Windows 7 / Getting Started

Disk Performance Counters

As described earlier, disk performance tends to be all about IOPS. Therefore, it is not surprising that the most interesting of disk counters are involved with communicating the latency of I/O. After all, regardless of how fast a single I/O operation can be completed, if that operation has to wait a significant amount of time prior to its execution, that can be a problem. I/O operations go into queues, which are more or less first-in, first-out (FIFO). However, Windows will perform some optimization when possible, grouping together I/O that is ''close'' in disk terms. On a transaction log, this optimization can be significant. On a mailbox database, it probably will not be.

We'll discuss optimum values for specific I/O types on each Exchange server role shortly. First, let's tackle the performance counters themselves. As I/O can be fairly complicated, there are a large number of performance counters that may come into play. We consider these in a tiered fashion. That is, there is a group of counters we consider most important. Based on results from those counters, we may need to investigate other counters.

Tier 1 Disk Performance Counters

Perhaps the most critical of all disk performance counters is LogicalDisk\% Free Space. We say that because, if a disk is full, you are probably in an emergency situation trying to resolve that situation. Also, urban legend has long held that, when the NTFS file system (which must be used on all Exchange disks) falls below 10 percent free space, the disk is in danger of crashing. Although that is not true in modern operating systems, it is certainly true that this is probably not an optimum situation in many environments.

Today 1.5 TB disks are common and 2.0 TB disks only slightly less so. Larger disks are coming quickly. Ten percent of 1.5 TB is 150 GB, which is a large amount of space. While it is a best practice to keep LogicalDisk\% Free Space at 10 percent or higher, you should temper this with reason in your environment, depending on the size of your disks and arrays. This best practice was originally developed when the normal size of a disk was 9 GB.
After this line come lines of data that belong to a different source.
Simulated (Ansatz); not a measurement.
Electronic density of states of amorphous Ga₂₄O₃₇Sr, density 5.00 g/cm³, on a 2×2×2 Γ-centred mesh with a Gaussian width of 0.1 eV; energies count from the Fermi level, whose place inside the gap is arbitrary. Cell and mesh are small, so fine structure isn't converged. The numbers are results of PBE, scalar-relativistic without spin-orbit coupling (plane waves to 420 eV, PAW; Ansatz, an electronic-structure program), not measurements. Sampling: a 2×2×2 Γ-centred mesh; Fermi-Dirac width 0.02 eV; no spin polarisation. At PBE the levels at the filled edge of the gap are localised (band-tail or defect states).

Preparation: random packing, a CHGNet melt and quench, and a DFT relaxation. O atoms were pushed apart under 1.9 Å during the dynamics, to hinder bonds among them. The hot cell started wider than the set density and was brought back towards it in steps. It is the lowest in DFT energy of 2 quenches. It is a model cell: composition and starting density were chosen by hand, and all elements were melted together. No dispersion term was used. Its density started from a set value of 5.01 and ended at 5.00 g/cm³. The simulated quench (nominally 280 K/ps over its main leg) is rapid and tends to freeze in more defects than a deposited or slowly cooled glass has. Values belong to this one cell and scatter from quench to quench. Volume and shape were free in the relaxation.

A related counter is LogicalDisk\Free Megabytes, which may be a more relevant counter for some installations of Exchange. As described earlier, with large disks it may make sense to set a number of free megabytes of disk space at which the administrator should be alerted. However, unlike LogicalDisk\% Free Space, the LogicalDisk\Free Megabytes counter requires specific knowledge about a given environment to pick an appropriate value.

In a non-SAN environment, the next most important counter is PhysicalDisk\Avg. Disk Queue Length. As you know, I/O operations are processed in queues. If that queue grows too large, your I/O subsystem is not operating quickly enough to service the load. This counter is your number one indicator of that. On average, the PhysicalDisk\Avg. Disk Queue Length counter should not exceed the value of the number of disks in an array. That is, if an Exchange volume is one disk, then the counter shouldn't exceed one, on average. If an Exchange volume is two mirrored disks, the counter shouldn't exceed two, on average, and so on. In a SAN environment, the results obtained from this counter are almost meaningless, and the counter should be ignored.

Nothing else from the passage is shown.